Table shows TPS (tokens per second) / TTFT (time to generate first token) for different context sizes. TTFT excludes initial model load, and TPS is the rate after the first token is generated.
Tests were run with llama-cpp-python on Ubuntu server 24.04 using instruction tuned GGUF models downloaded from Huggingface (mostly from Bartowski). Data are approximations extrapolated from context sizes of varying length.
"Token factor" is the difference in context size for the same input. For a context of 2k Phi's tokenizer parsed 1.24x as many values, effectively making it slower.
"Subjective quality" is my own assessment of model quality and does not take performance into consideration. A total of 18 prompts were used, and most were for creative outputs like stories and poetry. See details about this in "Observations about model output" below.
Notes
By default llama-cpp-python only used 2 cpu cores, with n_threads set to 4 it used all cores which improved performance by about 30%. Default values were used for other model parameters.

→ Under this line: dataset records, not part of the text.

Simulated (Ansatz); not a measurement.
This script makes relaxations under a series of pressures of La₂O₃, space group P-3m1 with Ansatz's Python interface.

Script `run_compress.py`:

RAM usage didn't exceed around 2GB for any model even for large contexts, which was surprising.
ARM processor optimizations significantly improved performance. TTFT was 3 times as fast and TPS about 1.3x.
TTFT scaled linearly and predictably. TPS had minor degradation but for context sizes <2k the difference was small
Different models sometimes showed very different context sizes in tokens for the same inputs (Gemma was around double that of Llama for contexts less than 300, which is why N/A is in the table for context size of 50)
On my M1 Macbook pro generation was about 10x faster and ttft was more than 20x faster for non "ARM optimized" models. (ARM models threw a seg fault on my Macbook for some reason)
Llama 1B was the best fit for my project, where model output needs to be fast enough to be used with PiperTTS (which uses a fair amount of processing power)
Observations about model output
Llama was a notch above the rest. In particular, it was the best at adopting personas and characters. For prompts like "you are a brash businessman" or "you are a French chef" it did a fantastic job at playing the part. Phi was also decent at this. Other models usually had a more conventional tone, or didn't attempt to adopt the character. (Nemotron in particular was incapable of this and always responded like a "helpful assistant".)
I generally preferred output from 4 bit quantized models over 8 bit. The only explanation I can think of for this is that lower quantizations introduce more randomness, and this may have been better for creativity. Phi was the only model where I preferred the 8 bit quantized model output.
Two prompts were large portions of the Frost-Nixon interview where the model was Nixon. None of the models continued in a way that was similar to the transcript (either literally or conceptually) which was somewhat surprising.
One prompt was mostly gibberish but contained rhymes. Smaller models did better with this prompt, continuing in a similar way and often with the rhyme scheme. Larger models tried to explain the input (which was intentionally nonsensical), or sort of half went along.
One prompt asked for a "long elaborate joke" and both Phi and Llama made jokes about Schrödinger's cat.
For some reason the larger Qwen and OpenELM models were worse than the smaller ones. OpenELM 3B would very frequently just repeat tokens, Qwen 3B occasionally repeated output too, but overall it was inconsistent. Sometimes it gave very good responses.